FN-DSA is a new upcoming post-quantum signature scheme, currently being defined by NIST as part of their Post-Quantum Cryptography Standardization project. FN-DSA is based on the Falcon scheme.

WARNING: As this file is being written, no FN-DSA draft has been published yet, and therefore what is implemented here is not the "real" FN-DSA; such a thing does not exist yet. When FN-DSA gets published (presumably as a draft first, but ultimately as a "final" standard), this implementation will be adjusted accordingly. Correspondingly, it is expected that backward compatiblity will NOT be maintained, i.e. that keys and signatures obtained with this code may cease to be accepted by ulterior versions. Only version 1.0 will provide such stability, and it will be published only after publication of the final FN-DSA standard.

This implementation is the C variant of the Rust implementation. It is interoperable (indeed, it reproduces the same test vectors) and mostly has feature parity and similar performance, with the following notes:

  • The C code's external API is in fndsa.h. This is the only file that application code needs to include.

  • The files codec.c, mq.c, sha3.c, sysrng.c and util.c are used for all operations. The files kgen*.c are used only for key pair generation. They can be omitted if not generating key pairs. Similary, the sign*.c files are only for signature generation, and vrfy.c is used only for signature verification. Typically, an application that only needs to verify signatures can avoid the code footprint cost of including the "kgen" and "sign" files.

  • The speed_fndsa.c and test*.c files are only for benchmarks and tests.

  • The API works only with keys in their encoded formats. Contrary to the Rust code, there is no "state" object that can be built and store reusable values across subsequent operations. Temporary buffers are normally allocated from the stack, but they can also be provided externally for builds targeting small embedded systems with shallow stacks.

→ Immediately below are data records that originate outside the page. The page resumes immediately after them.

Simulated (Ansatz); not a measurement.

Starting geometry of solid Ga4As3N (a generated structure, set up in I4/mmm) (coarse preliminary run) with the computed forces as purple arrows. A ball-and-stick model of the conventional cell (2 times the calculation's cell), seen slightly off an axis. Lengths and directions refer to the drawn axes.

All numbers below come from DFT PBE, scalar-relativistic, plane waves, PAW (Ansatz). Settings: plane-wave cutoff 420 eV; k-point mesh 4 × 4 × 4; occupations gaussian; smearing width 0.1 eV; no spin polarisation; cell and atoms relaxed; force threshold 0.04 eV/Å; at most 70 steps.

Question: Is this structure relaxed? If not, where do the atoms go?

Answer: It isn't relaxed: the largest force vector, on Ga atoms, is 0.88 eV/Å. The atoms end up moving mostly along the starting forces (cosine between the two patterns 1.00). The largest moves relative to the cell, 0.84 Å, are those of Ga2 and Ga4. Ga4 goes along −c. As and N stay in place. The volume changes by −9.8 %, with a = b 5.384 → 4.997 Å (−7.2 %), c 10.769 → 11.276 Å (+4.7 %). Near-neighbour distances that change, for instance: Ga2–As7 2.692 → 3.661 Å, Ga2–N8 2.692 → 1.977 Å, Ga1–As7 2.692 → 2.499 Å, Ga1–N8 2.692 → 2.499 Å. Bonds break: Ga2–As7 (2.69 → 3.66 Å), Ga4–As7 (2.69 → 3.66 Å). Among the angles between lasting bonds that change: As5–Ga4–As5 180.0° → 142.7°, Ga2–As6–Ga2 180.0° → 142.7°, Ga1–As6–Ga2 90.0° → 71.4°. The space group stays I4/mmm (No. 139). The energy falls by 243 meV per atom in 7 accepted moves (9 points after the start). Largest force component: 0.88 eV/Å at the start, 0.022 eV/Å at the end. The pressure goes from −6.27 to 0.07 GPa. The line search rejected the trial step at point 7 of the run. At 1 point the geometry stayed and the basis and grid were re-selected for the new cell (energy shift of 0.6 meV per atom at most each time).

  • When random bytes are needed, the operating system's RNG is invoked. This supports Windows and Unix-like systems (including Linux and macOS). For unsupported systems (including bare metal OS-less systems), the API has the option for the caller to provide a seed on which to work. It is then up to the caller to provide an adequately-sized seed with enough entropy (in general, aim for at least 256 bits of entropy).

For build options, see the Makefile. In general, the code should work fine without needing much fiddling.

ARM Cortex-M4

The implementation includes some assembly routines (some inline, and some in separate assembly source files) which offer substantial speed-ups, especially for signature generation, when running the code on an ARM Cortex-M4F CPU. See Makefile.cm4 for compiling that code with a cross-compiling system toolchain. Alternatively, see the bench_cm4/ subdirectory for a benchmarking application that can run on an STM32F407G-DISC1 board (using an STM32F4 microcontroller).